For some people, planning for disaster is a lifestyle. These adrenalized experts are focused on being maximally prepared for any catastrophe—from a power outage to a nuclear war to the zombie apocalypse. While a few might go overboard, there is merit in anticipating and planning for challenges you may face. Perhaps our grandmothers were right when they counselled, “A ounce of prevention is worth a pound of cure.”
In my FREEDOM BROKER series, protagonist Thea Paris adopts this philosophy with her SINK (Survival Insurance Nightmare Kit) bag, which she takes worldwide on missions. Its contents change depending on the assignment. Want to build your own kit? Determine what threats your environment might pose and chose your equipment accordingly. What you pack in your car while driving during winter in Northern regions will be very different from the gear needed for a trip across the Arizona desert. Consider your environment carefully when deciding what tools and gadgets might make your trip safer.
Here are a few basics that might prove helpful:
· Darkness can be intimidating. Picking up things you have dropped, or just walking safely on a dark, moonless night can be a challenge. Carry a small, inexpensive LED flashlight on your key ring. They weigh virtually nothing and you might be surprised how often you use it. Walking on a path to a cottage, finding the slot to insert your key at night, or even inspecting dark corners in a room in a house you are thinking about buying; the uses are endless. In dire circumstances, it could even be used as a self defense tool.
· I highly recommend carrying a tactical pen. Much sturdier than regular pens, they can be used to sign autographs, as a self-defence weapon, or as a tool for small jobs, such as opening boxes, etc. They weigh slightly more and cost more than traditional pens, but mine have lasted a long time. The 5.11 Tactical and Gerber models have a good track record.

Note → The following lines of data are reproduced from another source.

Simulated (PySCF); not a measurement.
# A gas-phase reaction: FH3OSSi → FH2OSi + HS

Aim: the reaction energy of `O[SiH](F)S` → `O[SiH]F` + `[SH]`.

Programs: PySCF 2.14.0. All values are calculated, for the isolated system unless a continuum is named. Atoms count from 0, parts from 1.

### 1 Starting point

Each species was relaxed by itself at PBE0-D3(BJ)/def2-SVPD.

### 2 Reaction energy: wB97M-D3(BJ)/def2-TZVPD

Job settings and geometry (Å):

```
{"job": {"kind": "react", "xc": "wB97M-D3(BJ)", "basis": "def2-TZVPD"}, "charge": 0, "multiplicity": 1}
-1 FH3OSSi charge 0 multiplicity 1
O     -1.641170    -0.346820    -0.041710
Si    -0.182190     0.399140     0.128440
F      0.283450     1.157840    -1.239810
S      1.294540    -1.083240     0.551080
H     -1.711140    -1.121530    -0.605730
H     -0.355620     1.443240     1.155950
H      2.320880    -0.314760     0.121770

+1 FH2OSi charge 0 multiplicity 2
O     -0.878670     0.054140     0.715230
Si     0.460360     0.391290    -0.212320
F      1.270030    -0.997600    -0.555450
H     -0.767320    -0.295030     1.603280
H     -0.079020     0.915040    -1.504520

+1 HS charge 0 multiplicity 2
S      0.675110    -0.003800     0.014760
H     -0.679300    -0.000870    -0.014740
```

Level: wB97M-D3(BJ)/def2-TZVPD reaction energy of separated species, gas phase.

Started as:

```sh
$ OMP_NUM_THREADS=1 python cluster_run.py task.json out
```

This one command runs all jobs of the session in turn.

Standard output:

· If you have nightmares about being trapped in a car that is sinking in water, keep an auto rescue tool within reach inside your car. It incorporates a spring-loaded window punch, a curved seatbelt cutting tool, an LED flashlight and a longer blade for cutting cloth or wire, etc. Getting yourself or someone else out of a disabled, burning or sinking car with speed can be the difference between life and death. Statgear, a company started by a NYC paramedic offers an excellent product, and they make sensational holiday gifts.
· First Aid kits are critical. They come in all shapes, sizes, purposes, and price points so choose the one that best suits your needs. A few things to keep in mind—while the latest research demonstrates tourniquets are powerful first aid tools, many kits don’t have them, so you may want to buy a good one and add it to your kit. Also, no tool is effective if you don’t have the skill to use it. Practise using everything ahead of time to build your skill and confidence.
· They would revoke my Canadian citizenship if I didn’t recommend adding duct tape to your SINK. Known to the British as “gaffer tape,” this might be the single most useful product invented. It can repair machines, tools, and clothes, works as a first aid tool, stops leaks, kickstarts fires when burned as a fire starter, and can immobilize and gag prisoners in tactical situations. It’s also available in a multitude of cool colours to match your ensemble.
If you decide to go into full Thea Paris mode, you can purchase anti-kidnapping kits. This includes several items, such as handcuff keys, shims, razor blades, cutting wire, etc. designed to be secreted in your clothes or on your body. Fans of 5.11 Tactical clothing will discover multiple hidden pouches for keys, handcuff keys, and other items that were designed for use by CIA operatives. Just make sure you have the sales person clearly show you where these are before you take the items home…they are pretty much impossible to find if you don’t know where to look.
These are a few of my favorite safety items. What would be in your SINK bag?